Hi all, I ordered a bull spread options for particular stock buy to open with strike price at current market price sell to open with strike price at current market price+XX Now my understanding is sell to open is writing an option and someone must have purchased it when I executed it and that individual is I supposed market maker and will likely to sell it furhter to another investor. And this call option will change hand till expiration date. Before that I can buy to cover. However as long as I did not buy to close this position, i would be obligated to deliver the stocks if whoever purchased it at the time of my writing decides to exercise before expiration date? Am I correct? Which I supposed could put me in vulnerable position? Thansk!
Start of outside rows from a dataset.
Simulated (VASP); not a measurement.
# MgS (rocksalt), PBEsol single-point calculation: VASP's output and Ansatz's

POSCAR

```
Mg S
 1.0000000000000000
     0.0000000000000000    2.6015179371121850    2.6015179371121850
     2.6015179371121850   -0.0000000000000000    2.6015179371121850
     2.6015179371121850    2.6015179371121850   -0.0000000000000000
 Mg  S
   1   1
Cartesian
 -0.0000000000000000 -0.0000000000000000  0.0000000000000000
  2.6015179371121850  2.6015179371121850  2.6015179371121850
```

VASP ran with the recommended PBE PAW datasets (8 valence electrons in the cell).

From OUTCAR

Assuming that you bought/sold calls (which your post seems to indicate), you can respond to an exercise on your written option by simply exercising the option you bought, delivering the stocks, and keeping the difference in strike prices. Worst case, you buy the stocks to deliver them, then exercise your option and sell the resulting stocks for a small net gain on exercise. The only real vulnerability (other than a sharp movement in the stock price between the two exercises) is loss of the difference between the premiums (since you bought at a lower strike price than you sold, you presumably paid a higher premium than you got.)
You will not get excised before expiration... This isn't a particular large risk relative to all the other ones you are taking.. Don't worry about who is on the opposite side of the trade.. worry about who is on your side of the trade.. YOU..
THANK YOU, i got it, but really get to know what could happen, i should run some numbers and do the simulation.